Coding,  Random,  Ubuntu

Programming: Its all about the attitude

CEO David Barrett wrote an excellent post a few months ago about their hiring practices.

While a lot of the article focuses on .NET programming (and has a lot of great points), there’s one excerpt that I was cheering as I read it…

See, experience is cheap.  All it takes is time.  Skill is harder, but really only requires hard work — a lot of people can get that.  But attitude.  You either have it, or you don’t.  The right sort of person is so passionate about coding, they can’t be stopped from doing it.  They typically started before high school — sometimes before middle school — and never looked back.  They write everything from assembly to jQuery, on PCs to mobile phones, doing hard core computer graphics to high level social networking.  They’ve tried everything.

You know you’ve worked with someone who just doesn’t have that go-gettem-tiger attitude about their coding. I’m sure you know some high-functioning, well-pedigreed programmers who went into the business because its consistently one of the highest paid bachelor’s degrees available. You probably know another person who started out with that attitude, but over time it was mollified by lush pay and the bureaucracy that surrounded their work.

I hope you’re the type of coder that sees a goal, and attacks it like a monkey on a cupcake. (Dog with a bone works better, but the monkey analogy made me chuckle a bit…) These are the type of coders I also hope you’re fortunate enough to surround yourself with!

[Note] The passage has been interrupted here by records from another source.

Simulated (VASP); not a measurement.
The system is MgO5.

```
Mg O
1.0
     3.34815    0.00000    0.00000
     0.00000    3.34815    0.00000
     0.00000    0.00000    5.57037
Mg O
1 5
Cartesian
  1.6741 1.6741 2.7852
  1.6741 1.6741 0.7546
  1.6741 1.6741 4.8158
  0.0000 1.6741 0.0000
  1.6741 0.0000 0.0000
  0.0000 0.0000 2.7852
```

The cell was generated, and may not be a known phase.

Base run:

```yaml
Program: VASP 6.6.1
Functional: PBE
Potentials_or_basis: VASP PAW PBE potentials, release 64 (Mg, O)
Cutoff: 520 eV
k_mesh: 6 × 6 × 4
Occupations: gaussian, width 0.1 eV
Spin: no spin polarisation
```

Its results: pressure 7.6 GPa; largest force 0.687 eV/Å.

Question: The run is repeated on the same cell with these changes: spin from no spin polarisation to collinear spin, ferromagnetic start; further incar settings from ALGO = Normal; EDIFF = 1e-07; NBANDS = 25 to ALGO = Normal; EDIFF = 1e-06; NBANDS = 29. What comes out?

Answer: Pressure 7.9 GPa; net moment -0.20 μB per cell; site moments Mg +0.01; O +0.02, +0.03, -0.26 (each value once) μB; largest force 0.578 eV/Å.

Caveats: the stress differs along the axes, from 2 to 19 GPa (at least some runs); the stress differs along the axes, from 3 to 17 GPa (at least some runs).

This is part of what I like about open source. It keeps you sharp, keeps you learning. It has a plethora of coders with the right attitude.  The only ones who make it in open source are the ones with the unstoppable attitude, which is the attitude to accomplish your goal no matter what stands in your way.

One Comment

  • Gavin

    Nice post. I like to think I’m that kind of coder. My current problem, however, is that I rarely FINISH my projects. I understand that it’s a problem, and I’m trying to improve on it. It’s just that nearly all programming projects take much longer than one initially expects them to take.